Given that I have been advocating that Canada play a significant role in the "persistent presence" mission in the Balitcs for quite some time (happy anniversary!), those who follow the Semi-Spew may have been surprised that I have not written about the arrival of the Canadians in Latvia over the past week.
I have been kind of busy with research and presentation travel, but I am glad not just that the Canadians came through but also that there was plenty of coverage. See the various reports by Mercedes Stephenson, for example. Of course, this mission will become boring and not-news pretty quickly, which is all to the good. That is, the best news from a deterrence effort is no news--that it is not being tested.
Anyhow, for me, my interest has shifted from if to when to how. I yammered last spring that this is something Canada should do and then kept asking when it would start, to the point that Canada's top general considered my "why are we late?" question as "pejorative."
For me, the researcher, the fun begins now--I hope to go to Latvia and maybe the other Baltic countries next spring to ask questions about how it is working. Canada is now working with several countries with which it has almost no prior experience--Italy, Spain, Poland, Croatia, Slovenia and Albania. Not to mention Latvia itself. I am curious as to how the stuff we've studied before plays out in a deterrence mission.

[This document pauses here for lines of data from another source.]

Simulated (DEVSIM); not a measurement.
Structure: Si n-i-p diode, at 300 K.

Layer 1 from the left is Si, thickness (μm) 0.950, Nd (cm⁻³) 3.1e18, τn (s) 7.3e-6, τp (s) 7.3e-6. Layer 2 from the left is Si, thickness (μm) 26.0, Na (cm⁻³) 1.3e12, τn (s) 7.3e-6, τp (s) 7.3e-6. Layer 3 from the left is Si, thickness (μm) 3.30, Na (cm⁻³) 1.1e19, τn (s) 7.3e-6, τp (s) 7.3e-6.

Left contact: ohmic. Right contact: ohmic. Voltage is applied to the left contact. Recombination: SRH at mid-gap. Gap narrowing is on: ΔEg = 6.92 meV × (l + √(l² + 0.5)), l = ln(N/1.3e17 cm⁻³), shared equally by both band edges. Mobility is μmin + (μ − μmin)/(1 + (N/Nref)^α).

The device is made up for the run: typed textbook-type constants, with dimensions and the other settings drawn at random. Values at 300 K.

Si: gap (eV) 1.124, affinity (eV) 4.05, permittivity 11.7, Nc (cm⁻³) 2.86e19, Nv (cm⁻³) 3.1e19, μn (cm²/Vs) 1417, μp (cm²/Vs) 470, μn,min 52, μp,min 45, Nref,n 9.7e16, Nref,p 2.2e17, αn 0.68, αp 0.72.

Of course, the caveats are not going to matter as much here in Latvia as in Afghanistan as varied performance in combat will matter far less. Why? Because, frankly, the troops in the Baltics are not expected to win but to die if the Russians invaded, providing a tripwire that more or less automatically brings in the entire alliance. The point is to deter, not to fight. Still, different rules and different organizational cultures may matter quite a bit for dealing with threats below the threshold of invasion/World War III.
Oh, and the joy of NATO is this new mission will mean more acronyms, such as EFP! And fudging: persistent presence not permanent. Still, I am glad the mission is underway, that any window of opportunity/vulnerability has been closed (thanks Obama!). It is good for European stability, it is good for Canadian foreign policy, and it is good for my research. Win-win-win.